Hi,
I need a relay board and I’m thinking about building an esp32 based board or buying a ready made one but I have a concern. I had a 12 channel tuya wifi relay board in the past and that showed up as 13 devices essential saturating my wifi network.
This experience made me shun all wifi device for home automatization and went all ZigBee.
Apparently, it’s pretty hard to find or build a ZigBee board that meets my needs so I’m back at 1².
If I build or simply buy an esp32 based relay board or this board to use in homeassistant will that saturate my wifi network or will that show up as one device?
I need a relay board that (preferably 16ch) have connectors for extrnal switches. I need to control the relays with the switches and from homeassistant too.
I’ve found a ZigBee relay board that does this but it doesn’t allow online control when the board set to toggle switch mode. It only allows push buttons and online control to work together.
This is a tuya board so modifying the code or flashing the chip is sort of difficult.

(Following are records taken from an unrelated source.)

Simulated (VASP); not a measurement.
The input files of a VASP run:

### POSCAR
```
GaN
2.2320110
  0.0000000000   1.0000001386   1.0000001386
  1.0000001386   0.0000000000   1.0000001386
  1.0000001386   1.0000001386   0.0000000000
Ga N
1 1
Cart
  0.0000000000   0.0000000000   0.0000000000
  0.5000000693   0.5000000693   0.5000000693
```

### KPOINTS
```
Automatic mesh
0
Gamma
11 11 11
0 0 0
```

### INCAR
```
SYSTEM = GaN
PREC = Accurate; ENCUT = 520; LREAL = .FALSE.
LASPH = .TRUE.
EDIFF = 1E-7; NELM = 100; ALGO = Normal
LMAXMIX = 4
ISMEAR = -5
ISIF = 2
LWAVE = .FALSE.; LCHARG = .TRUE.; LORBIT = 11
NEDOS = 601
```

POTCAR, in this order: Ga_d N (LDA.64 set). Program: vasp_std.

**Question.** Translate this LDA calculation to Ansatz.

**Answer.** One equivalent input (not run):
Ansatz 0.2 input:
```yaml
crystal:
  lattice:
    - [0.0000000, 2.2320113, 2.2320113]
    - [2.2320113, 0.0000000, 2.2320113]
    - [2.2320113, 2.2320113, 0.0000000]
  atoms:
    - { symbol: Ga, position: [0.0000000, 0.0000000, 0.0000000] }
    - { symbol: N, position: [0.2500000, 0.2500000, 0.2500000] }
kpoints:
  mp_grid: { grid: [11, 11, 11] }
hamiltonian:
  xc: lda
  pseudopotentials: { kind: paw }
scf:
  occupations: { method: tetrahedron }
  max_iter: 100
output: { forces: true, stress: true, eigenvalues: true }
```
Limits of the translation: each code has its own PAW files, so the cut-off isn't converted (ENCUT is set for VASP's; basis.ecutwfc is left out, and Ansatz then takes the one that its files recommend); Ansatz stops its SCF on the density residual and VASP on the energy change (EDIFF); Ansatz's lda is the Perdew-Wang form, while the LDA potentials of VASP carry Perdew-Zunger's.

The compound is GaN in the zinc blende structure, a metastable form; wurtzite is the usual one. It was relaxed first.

It’s doable with esp32 (for up to 13+13 i/o) but obviously you need relay board that has sufficient number of relays for your approach. What are you switching?
12dc. Led lights, mp3 players, electric locks, maybe raspberries.
I’m thinking about this board: https://a.aliexpress.com/_Ey4haa0 this also has Ethernet connection which is a bonus.
With two random 8ch relay boards so I can easily switch relay boards if necessary.
Yeah, but those relay boards cost next to nothing. If there are no drawbacks then it’s safer to use relays than connecting directly to the board, right?
What I could gather the built in MOSFET are rated 500mA. This should be enough for my LEDs but the raspberry requires a 3A power source so that’s probably too much…
Those mosfets are actually rated max 10A, but I wouldn’t go anywhere near that because of heat dissipation and PCB traces. Can you find some official rating from Kinkony, datasheet?
So use relays if you need higher loads.
The beauty of relays is complete isolation between your control circuit and the device being switched. It is simple, emulating an on/off switch.
Not sure about WiFi traffic - if you have 12 channels, you have twelve devices to control, regardless of the protocol you are communicating with, WiFi or ZigBee. The traffic should be minimal, just the switching part commands and their response. Maybe your integration is polling instead of just issuing commands when states are being changed? A little over-chatty?
It looks like the need is for just switching on/off power on each channel, rather than any analog control. Given the devices being switched, their power requirements are easily accomodated by relays, and you don’t have to worry about power-on surges, etc.
Adding a multichannel relay board to an ESP32 device is fairly straightforward and both devices are Tasmota/ESPHome compatible.
In any case every load has to be considered individually. Chinese “songle-bells” relays for example don’t have any rating for inductive loads and snubbers are likely needed for beefier ones.
one other thing to consider with relay is the clicking noise. Depending on the location of the board and how often you are switching them. It could be annoying with all the clickings.
The Raspberry Pi would probably not enjoy abrupt power off without clean shutdown. Incorporate that shutdown process in your shutdown procedures before [logically] pulling the plug for it. File corruption is a real possibility.
Conversely, at power up time, it takes a little time for it to start the operating system before it is available for use.
Are your electric locks fail-safe with power off? Not fail-open?
Are you just trying to save a few watts of annual power consumption by turning these devices off, but ignoring the similar power requirements of having an IOT device needed to implement switching? Most of these devices you have listed draw minimal power in standby mode.
How long are your cable runs going to be to each device being switched?
I’m not understanding your use case requirements well.